Objective 1.1 The Network of the Future
Target outcomes:
a) Future Internet Architectures and Network Technologies (Call 5)
- Novel Internet architectures and technologies enabling dynamic, efficient and scalable support of a multiplicity of user requirements and of applications with various traffic patterns, variable end-to-end quality of service, point-to-point or point-to-multipoint distribution modes, and supporting legacy and future service architectures.
The target architecture should support personalised rich media networking, machine-to-machine communication, wireless sensor networks, ad-hoc connectivity networks as well as personal and body area networks. It should also be wireless-friendly, natively support mobility, be spectrum- and energy-efficient, support future very-high-data-rate all-optical connections as well as heterogeneous wired/wireless access domains. Routing and location-independent addressing or naming, dynamic peering, signalling, resource virtualisation, and end-to-end content delivery techniques are related research issues.
- Flexible and cognitive network management and operation frameworks enabling dynamic, ad-hoc and optimized resource allocation, control and deployment, administration with accounting that ensures both a fair return-on-investment and expansion of usage, differentiated performance levels that can be accurately monitored, fault-tolerance and robustness associated with real-time trouble shooting capabilities.

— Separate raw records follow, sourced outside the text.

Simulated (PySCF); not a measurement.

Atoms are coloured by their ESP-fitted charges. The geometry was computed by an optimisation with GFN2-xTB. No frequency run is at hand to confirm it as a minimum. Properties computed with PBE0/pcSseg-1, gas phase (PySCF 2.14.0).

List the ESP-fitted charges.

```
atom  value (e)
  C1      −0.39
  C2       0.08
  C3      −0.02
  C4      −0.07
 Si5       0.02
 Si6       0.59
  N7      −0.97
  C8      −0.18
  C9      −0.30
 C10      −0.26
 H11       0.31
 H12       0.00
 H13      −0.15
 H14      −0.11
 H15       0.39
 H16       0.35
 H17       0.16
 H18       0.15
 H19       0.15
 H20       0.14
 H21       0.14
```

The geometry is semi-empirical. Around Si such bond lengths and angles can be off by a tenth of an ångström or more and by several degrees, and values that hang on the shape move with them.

The management architecture should target self-organised and self healing operations, cooperative network composition, service support and seamless portability across multiple operator and business domains. Migration paths and coexistence through overlay, federation, virtualisation and other techniques should be investigated to support several network and management architectures including legacy systems. Benchmarking capability of the proposed architecture(s) is to be considered from the onset. Clean slate or evolutionary approaches, or a mix of these, can be
equally considered.
If third country partnership is felt relevant by proposers, priority should be for those third countries having established programmes in this field, notably Japan and the USA.
b) Spectrum-efficient radio access to Future Networks (Call 4)
- Next-generation mobile radio technologies that are cost-, spectrum- and energy-efficient and adapted for implementation in future high-capacity mobile radio systems.
Key technology building blocks expected to be addressed are adaptive modulation and coding schemes, multiple antenna and user detection schemes, cross-layer design and low–latency transmission schemes. They are expected to be complemented by co-operative technologies at base station and/or terminal level, novel network topologies and related dynamic channel modelling and estimation. Integrated projects are expected to take a comprehensive approach to the key technology building blocks and develop system evolution paths by jointly designing radio transmission techniques and radio interface protocol stacks and considering spectrum coexistence and sharing.
- Cognitive radio and network technologies reducing the management complexity and enabling seamless service provision in a radio environment with a large number of heterogeneous radio access technologies.
These should support environment-aware, selfreasoning- and learning-capable mobile devices that can change any parameter or protocol based on interaction with the environment with or without network assistance.
- Novel radio network architectures enabling the innovative usage of licensed, unlicensed or unused radio spectrum with the aim of radical cost- and energy-reduction.
Target environments range from short to medium distance including systems based on femto-cells, ad-hoc networks and vehicular networks, up to wide-area terrestrial and satellite-based radio access networks.
c) Converged infrastructures in support of Future Networks (Call4)
- Ultra high capacity optical transport/access networks based on state-of-the-art photonics with transparent core-access integration, optical flow/packet transport, dynamic wavelength allocation and end-to-end service delivery capability, overcoming the limitations of segmentation between access, metro and core networks and domains, lower cost optical access and the need for energy efficiency.
Integrated projects are expected to address also a network control plane supporting flexible management capability of multi-domain and multioperator contexts with end-to-end carrier grade performance.
- Converged service capability across heterogeneous access: Breakthrough technologies and architectures for seamless ubiquitous broadband services, integrating wired and wireless, fixed and mobile technologies in hybrid access networks, including hybrid-satellite networks.
These enable generic support for service portability and continuity across composite networks through the service-network interface, with ubiquitous access from any network, from any technological or administrative domain, from any location and with a variety of access devices.
d) Coordination/ Support actions and Networks of Excellence (Call 5)
– Coordination of research efforts to explore synergies across on-going national initiatives and with third countries (priority is with the USA and Japan); support actions to channel efforts towards standardisation initiatives and a coherent approach towards take-up and testing of new concepts leading to a European-led Future Internet.
– Support to integrated satellite and terrestrial systems with a focus on supporting both public service and private communication requirements.
– Research roadmaps, organization of scientific and/or policy events, strategy and policy formulation.
– Networks of Excellence in new and emerging topics, with a clear and limited focus, requiring interdisciplinary teams of researchers.